On the frontier, we are preparing to use the proposed 25-petawatt NSF-OPAL laser to generate groundbreaking sources such as single-stage-to-100 GeV electron acceleration; and to probe novel quantum electrodynamic phenomena that become accessible at even higher intensity (» 10^24 W/cm^2) such as light-by-light scattering and generation of relativistic electron-positron plasmas.

High-Pressure Materials Science

Research at LLE and around the world is disrupting traditional perspectives for modeling, predicting, and controlling high-pressure material properties. These pioneering developments are occurring in three broad areas: extreme chemistry, warm dense matter, and X-Matter.

LLE’s high-pressure materials research goals are twofold: (1) to explore material properties and improve predictive capabilities for conditions where inner-electron bonding becomes important, strong coupling and degeneracy emerge, and quantum effects induce structural or electronic complexities; and (2) to advance the understanding of physical processes at the confluence of multiple energy scales, and those associated with chemical bonding, atomic, and hydrodynamic phenomena.

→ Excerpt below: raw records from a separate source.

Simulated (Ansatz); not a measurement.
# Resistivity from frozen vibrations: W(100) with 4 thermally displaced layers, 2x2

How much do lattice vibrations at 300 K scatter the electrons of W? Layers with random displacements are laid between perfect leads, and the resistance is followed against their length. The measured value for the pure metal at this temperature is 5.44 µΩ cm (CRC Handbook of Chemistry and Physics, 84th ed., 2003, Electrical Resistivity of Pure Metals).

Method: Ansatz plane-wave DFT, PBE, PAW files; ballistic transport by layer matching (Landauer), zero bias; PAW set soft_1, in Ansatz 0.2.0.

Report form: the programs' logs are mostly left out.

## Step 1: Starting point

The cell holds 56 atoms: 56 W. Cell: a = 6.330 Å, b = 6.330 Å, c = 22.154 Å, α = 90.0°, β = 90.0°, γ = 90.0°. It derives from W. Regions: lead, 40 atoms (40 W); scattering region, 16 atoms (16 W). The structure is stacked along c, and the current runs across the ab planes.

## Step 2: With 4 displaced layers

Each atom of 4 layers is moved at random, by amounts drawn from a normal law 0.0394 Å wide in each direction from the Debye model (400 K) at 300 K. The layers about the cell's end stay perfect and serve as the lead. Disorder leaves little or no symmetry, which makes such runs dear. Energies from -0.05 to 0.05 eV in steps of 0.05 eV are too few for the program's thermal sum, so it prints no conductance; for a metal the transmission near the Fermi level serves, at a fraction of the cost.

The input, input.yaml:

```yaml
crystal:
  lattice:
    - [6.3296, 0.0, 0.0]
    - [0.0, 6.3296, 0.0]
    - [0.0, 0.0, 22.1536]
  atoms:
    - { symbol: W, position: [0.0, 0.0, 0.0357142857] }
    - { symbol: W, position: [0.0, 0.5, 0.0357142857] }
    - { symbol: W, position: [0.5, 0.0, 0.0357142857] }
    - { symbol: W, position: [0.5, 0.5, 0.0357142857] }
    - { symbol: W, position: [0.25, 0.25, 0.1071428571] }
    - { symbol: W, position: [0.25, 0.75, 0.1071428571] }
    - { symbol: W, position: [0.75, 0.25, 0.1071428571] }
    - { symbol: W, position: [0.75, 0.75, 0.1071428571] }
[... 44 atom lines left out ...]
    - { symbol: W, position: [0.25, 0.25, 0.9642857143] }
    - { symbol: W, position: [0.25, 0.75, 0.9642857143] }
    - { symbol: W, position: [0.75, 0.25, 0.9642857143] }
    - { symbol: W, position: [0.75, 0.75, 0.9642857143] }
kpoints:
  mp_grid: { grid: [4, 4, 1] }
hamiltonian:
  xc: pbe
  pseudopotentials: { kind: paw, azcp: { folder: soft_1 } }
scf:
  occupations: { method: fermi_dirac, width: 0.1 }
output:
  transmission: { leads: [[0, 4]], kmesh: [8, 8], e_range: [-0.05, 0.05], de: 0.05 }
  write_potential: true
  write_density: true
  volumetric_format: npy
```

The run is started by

By engaging theory, computation, and experiments, LLE provides experimentally benchmarked equation-of-state, conductivity, and transport models that are transforming simulation accuracy and advancing our understanding of planetary science, inertial fusion energy, and stockpile stewardship science.

Computational Quantum High-Energy-Density Science

At LLE, we are advancing the discovery of new physics in quantum high-energy-density (HED) matter and developing reliable physics models for multi-physics codes that simulate inertial confinement fusion (ICF) and HED experiments. Our research combines theoretical modeling with high-performance computational simulations based on first-principles quantum mechanical methods, including density-functional theory (DFT), time-dependent density-functional theory (TD-DFT), path-integral Monte Carlo (PIMC), and path-integral molecular dynamics (PIMD). These efforts are driven by LLE scientists who are expanding computational capabilities across multiple fronts—from creating finite-element-based DFT codes like MELIORA to developing the next-generation opacity code, ROCSTAR, designed to accurately model radiation transport in HED materials.

At LLE, leading scientists are closely working with PhD students side-by-side to push the envelope for better understanding properties of materials under extreme HED conditions. These rigorous trainings in theoretical/computational quantum HED science have better prepared next-generation stewards for DOE/NNSA missions in stockpile stewardship and national security.